Question

Given equation $Y - y' - 2y = 3x - 2$. How about \[{y_p}\] and \[{y_c}\].(\[{y_c}\]=? And \[{y_p}\]=?)

Answer 1

Hint: In this question we have to solve the differential equation using undetermined coefficients, first solve the characteristic equation of this differential, and use the fact that homogeneous part of solution is \[{y_c} = {C_1}{e^{{y_1}x}} + {C_2}{e^{{y_2}x}}\] and the particular solution must be in form:\[{y_p} = Ax + B\], now deriving the \[{y_p}\] two times and comparing this with the given equation we will get the coefficients, and by adding the equations \[{y_c}\] and \[{y_p}\], we will get the required answer.

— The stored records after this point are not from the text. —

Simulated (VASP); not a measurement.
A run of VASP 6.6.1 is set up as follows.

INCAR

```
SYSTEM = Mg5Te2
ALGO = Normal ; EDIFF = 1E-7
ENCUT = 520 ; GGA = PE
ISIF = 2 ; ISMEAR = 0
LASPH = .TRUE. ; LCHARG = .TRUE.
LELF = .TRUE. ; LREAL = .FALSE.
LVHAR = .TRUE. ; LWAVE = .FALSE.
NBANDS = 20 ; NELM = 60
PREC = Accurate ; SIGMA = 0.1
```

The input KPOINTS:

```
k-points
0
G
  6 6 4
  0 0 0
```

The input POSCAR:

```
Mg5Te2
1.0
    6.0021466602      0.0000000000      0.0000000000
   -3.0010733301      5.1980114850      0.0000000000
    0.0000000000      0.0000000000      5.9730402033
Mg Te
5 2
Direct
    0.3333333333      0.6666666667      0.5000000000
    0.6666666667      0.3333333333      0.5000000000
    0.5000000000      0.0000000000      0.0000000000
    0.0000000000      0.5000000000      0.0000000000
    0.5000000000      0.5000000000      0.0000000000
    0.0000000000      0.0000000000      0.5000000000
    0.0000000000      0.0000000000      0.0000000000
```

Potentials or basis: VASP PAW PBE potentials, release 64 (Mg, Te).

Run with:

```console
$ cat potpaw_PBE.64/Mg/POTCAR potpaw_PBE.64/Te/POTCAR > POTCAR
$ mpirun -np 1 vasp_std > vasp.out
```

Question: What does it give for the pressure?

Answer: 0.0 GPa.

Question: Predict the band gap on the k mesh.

Complete step by step answer:
Given equation is $Y - y' - 2y = 3x - 2$,
This can be written as,
$y'' - y' - 2y = 3x - 2$,
First the characteristic equation of this differential one will be,
\[ \Rightarrow {y^2} - y - 2 = 0\],
Now taking common term we get,
\[ \Rightarrow \left( {y - 2} \right)\left( {y + 1} \right) = 0\],
Hence the roots are,
\[ \Rightarrow \]\[{y_1} = 2\], and \[{y_2} = - 1\],
We know that homogeneous part of solution is \[{y_c} = {C_1}{e^{2x}} + {C_2}{e^{ - x}}\], and the particular solution must be in form: \[{y_p} = Ax + B\],
Now differentiating both sides we get,
\[ \Rightarrow y{'_p} = A\],
Now again differentiating on both sides we get,
\[ \Rightarrow y'{'_p} = 0\],
From the above we get, by substituting the values in the given equation we get,
\[ \Rightarrow \]\[y'' - y' - 2y = 0 - A - 2\left( {Ax + B} \right)\],
Now simplifying we get,
\[ \Rightarrow \]\[y'' - y' - 2y = - A - 2Ax - 2B\],
Now combining the like terms we get,
\[ \Rightarrow y'' - y' - 2y = - \left( {A + 2B} \right) - 2Ax\],
Now we know that $Y - y' - 2y = 3x - 2$, now comparing the terms we get,
\[ \Rightarrow - \left( {A + 2B} \right) - 2Ax = 3x - 2\],
Now comparing we get,
\[ \Rightarrow - 2A = 3\], and \[ - \left( {A + 2B} \right) = - 2\],
Now simplifying we get,
\[ \Rightarrow A = \dfrac{{ - 3}}{2}\],----(1)
Now substituting the value in (1) we get,
\[ \Rightarrow \dfrac{{ - 3}}{2} + 2B = 2\],
Now simplifying we get,
\[ \Rightarrow 2B = 2 + \dfrac{3}{2}\],
Now adding we get,
\[ \Rightarrow 2B = \dfrac{7}{2}\],
Now dividing 2 on both sides we get,
\[ \Rightarrow \dfrac{{2B}}{2} = \dfrac{{\dfrac{7}{2}}}{2}\],
Now simplifying we get,
\[ \Rightarrow B = \dfrac{7}{4}\],
Now substituting the values in the equation \[{y_p} = Ax + B\], we get,
\[ \Rightarrow {y_p} = \dfrac{{ - 3}}{2}x + \dfrac{7}{4}\],
So, finally \[{y_p} = \dfrac{{ - 3}}{2}x + \dfrac{7}{4}\] and \[{y_c} = {C_1}{e^{2x}} + {C_2}{e^{ - x}}\].

\[\therefore \] By solving differential equation $Y - y' - 2y = 3x - 2$ by the value of \[{y_p}\] and \[{y_c}\] will be \[{y_p} = \dfrac{{ - 3}}{2}x + \dfrac{7}{4}\] and \[{y_c} = {C_1}{e^{2x}} + {C_2}{e^{ - x}}\].

Note: The method of finding a particular solution \[{y_p}\], first make an assumption about the form of \[{y_p}\], then find the coefficients, and general rule for assumption is that linear combination of all the linearly independent types of functions that aside from repeated differentiations. No function in the assumed \[{y_p}\] duplicates any part of \[{y_c}\].